I work out every day in East Hampton for 30 minutes just before sunset. So that means in the spring, I work out around 8 p.m. In the winter it can be at 4:30 p.m.  This is no way to run a railroad, or, for example, a solar system.

About 50,000 years ago in England, people built a circular group of stones called Stonehenge. It’s still there, and scientists and religious leaders say they can only speculate why this was built.

The fact is that every June on the day of the solstice, a ray of sunlight shines through a space between two particular boulders and blesses the very center of the circle with sunshine exactly at sunset. Then it fades out. Evidence suggests thousands of people came to observe this, and even to this day, crowds come to hotels and motels near to Stonehenge and party until they’re drunk as the beam of light meets that spot.

Why was Stonehenge built? I think I know. People back then were just as smart as we are today. They noticed the impossibly complicated solar activities that changed things every year. And they had religious leaders who tried to comfort them.

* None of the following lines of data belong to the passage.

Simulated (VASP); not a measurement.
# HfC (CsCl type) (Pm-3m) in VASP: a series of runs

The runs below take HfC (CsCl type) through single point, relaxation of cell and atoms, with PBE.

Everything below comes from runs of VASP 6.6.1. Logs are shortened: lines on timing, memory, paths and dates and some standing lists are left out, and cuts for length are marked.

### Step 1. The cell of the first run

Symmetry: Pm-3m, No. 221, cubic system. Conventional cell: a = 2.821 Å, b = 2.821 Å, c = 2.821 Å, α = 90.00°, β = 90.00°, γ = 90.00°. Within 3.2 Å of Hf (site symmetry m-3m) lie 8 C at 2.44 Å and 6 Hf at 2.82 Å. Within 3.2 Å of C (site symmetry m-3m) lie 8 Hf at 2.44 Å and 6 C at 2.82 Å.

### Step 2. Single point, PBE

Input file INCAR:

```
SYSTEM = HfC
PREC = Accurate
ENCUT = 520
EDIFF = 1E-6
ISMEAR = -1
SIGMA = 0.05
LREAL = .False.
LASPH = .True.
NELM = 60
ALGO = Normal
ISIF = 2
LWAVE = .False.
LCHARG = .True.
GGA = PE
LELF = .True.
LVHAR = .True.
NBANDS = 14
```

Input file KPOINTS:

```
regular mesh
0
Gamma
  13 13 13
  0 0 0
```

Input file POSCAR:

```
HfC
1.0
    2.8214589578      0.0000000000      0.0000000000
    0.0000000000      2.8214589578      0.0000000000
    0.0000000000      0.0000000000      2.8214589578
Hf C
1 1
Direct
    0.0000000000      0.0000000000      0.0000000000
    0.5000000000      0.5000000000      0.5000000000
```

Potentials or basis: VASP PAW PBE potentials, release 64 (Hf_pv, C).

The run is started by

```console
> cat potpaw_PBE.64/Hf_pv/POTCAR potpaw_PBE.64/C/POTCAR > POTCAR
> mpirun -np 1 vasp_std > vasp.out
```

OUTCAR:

I think one of them noticed the constancy of the summer solstice. He may not have understood it. But he could use it.

Get a few thousand people to come to this site where these boulders were built and he will show, every year on the same day, how suddenly, he could make a beam of sunshine light up the very center of the circle. It was magic. He was their wizard, their king. And they bowed down to him and did his bidding. And he liked that.